Mexico is rising. You can see it in the country's swelling exports, the net-zero migration to the United States, the excitement of international bond investors, a recent credit upgrade from Standard & Poor's, a newly confident middle class, and a per capita GDP that has doubled since 2000. Not to mention a young, dynamic, handsome new president. In case you missed all these signs, though, you can also see Mexico's surge forward in a Scotch whisky ad.
The television spot says nothing about the product but everything about the country's long march from poverty toward prosperity. In the advertisement, thousands of Mexicans, men and women, young and old, are bound by chains to a massive boulder. They trudge forward up a dusty mountain, faces contorted and blackened, eyes downcast. The boulder pulls them back. A buzzard circles above. They push forward again, straining and wincing, and then -- with a crunch -- the boulder slides back downhill, throwing them to the ground.

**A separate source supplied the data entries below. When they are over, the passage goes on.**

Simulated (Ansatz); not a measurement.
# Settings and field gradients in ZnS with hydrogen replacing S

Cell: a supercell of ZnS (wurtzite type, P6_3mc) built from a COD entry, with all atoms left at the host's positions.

But not so fast. One by one, they stand up and unchain themselves. Unburdened, they walk with gritted smiles and purpose up the dusty talus slope, leaving the boulder behind. Cue the soaring music. Cue the blue-sky vistas. Cue the tag line: "Keep Walking Mexico."
It's a brilliant ad, and you'd be forgiven for not immediately realizing it's for Scottish booze. (Frankly, the Sisyphean strivers look like they'd prefer water.) The only hint is the familiar Johnnie Walker logo, the stylized "Striding Man," accompanying the tag line. The metaphor of national achievement is clear, but the ad doesn't just tell the story of Mexico today. It also highlights Johnnie Walker's aggressive push into emerging markets and the rush by multinational consumer-products companies to catch the middle-class tsunami that is transforming the world.
The Brookings Institution's Homi Kharas estimates that the global middle class will hit 4.9 billion people by 2030, growing by 3 billion from today -- and they'll spend $56 trillion a year, up from $21 trillion today. Virtually all that growth will come from emerging economies. That's a lot of people walking upward -- and a lot of potential Johnnie Walker drinkers.
That's why executives from Starbucks to McDonald's to Coca-Cola see their future in the global middle class, and that's why Johnnie Walker's parent company, the booze behemoth Diageo, is pushing into liquor stores from Chile to China. Paul Walsh, a Diageo board member and former CEO, said in a statement about 2012 business results that the firm's "expanding reach to emerging middle class consumers in faster growing markets was the key driver of our volume growth." And Johnnie Walker, the world's No. 1-selling Scotch whisky, has been a crucial part of that growth. Today, four bottles of Johnnie Walker are consumed every second, with some 120 million bottles sold annually in 200 countries. Five of Johnnie Walker's top seven global markets are in the emerging world: Brazil, Mexico, Thailand, China, and a region the company calls "Global Travel Asia and Middle East."
From a small town in the Scottish Lowlands, the Striding Man has come a long way -- and he's still walking.